The question is a comfortable one only when the matrix is
normal (i.e. A'*A = A*A'). In that case eigenvalues are
very well-behaved functions of the matrix.
If a normal matrix A is close to another normal matrix B which
has eigenvector matrix Q (in this case known to be unitary,
i.e. inv(Q)=Q') then Q'*A*Q will be close to a diagonal matrix,
and in fact its diagonal will be extra close to the eigenvalues
of A. More precisely, if A and B differ by O(epsilon) then the
off-diagonal part of diag(Q'*A*Q) is of magnitude O(epsilon) and
diag(Q'*A*Q) differs from the eigenvalues of A by O(epsilon^2).
When A is not normal, the eigenvalues are still continuous
functions of A, but these functions may be extremely ill-behaved.

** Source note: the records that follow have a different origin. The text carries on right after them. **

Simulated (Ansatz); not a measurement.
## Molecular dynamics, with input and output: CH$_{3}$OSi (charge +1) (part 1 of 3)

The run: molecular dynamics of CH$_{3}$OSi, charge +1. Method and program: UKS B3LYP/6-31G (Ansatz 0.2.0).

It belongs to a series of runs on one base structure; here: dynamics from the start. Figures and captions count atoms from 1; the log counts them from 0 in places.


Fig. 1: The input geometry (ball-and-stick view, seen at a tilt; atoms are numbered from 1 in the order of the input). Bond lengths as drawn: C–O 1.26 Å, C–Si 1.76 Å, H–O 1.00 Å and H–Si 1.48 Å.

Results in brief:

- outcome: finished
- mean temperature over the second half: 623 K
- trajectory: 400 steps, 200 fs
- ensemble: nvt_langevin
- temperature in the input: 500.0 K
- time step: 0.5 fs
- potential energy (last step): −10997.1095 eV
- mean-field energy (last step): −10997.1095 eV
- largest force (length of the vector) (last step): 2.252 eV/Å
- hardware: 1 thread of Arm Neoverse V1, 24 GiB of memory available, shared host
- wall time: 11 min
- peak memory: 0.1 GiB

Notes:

Even in the case where A is normal, it can be numerically delicate
to trace an eigenvector as a function of A when A has nearly
equal eigenvalues. If you use the method
[S,X]=eig(A); [y,p]=sort(diag(X)); S=S(:,p); X=X(p,p);
you get the eigenvalues sorted but the corresponding eigenvectors
of A and B may nevertheless differ drastically.
These issues are explained clearly in the classical books by
J H Wilkinson: "The Algebraic Eigenvalue Problem" and "Rounding
Errors in Algebraic Processes", as well as later tomes like
"Accuracy and Stability of Numerical Algorithms" by Nicholas J Higham.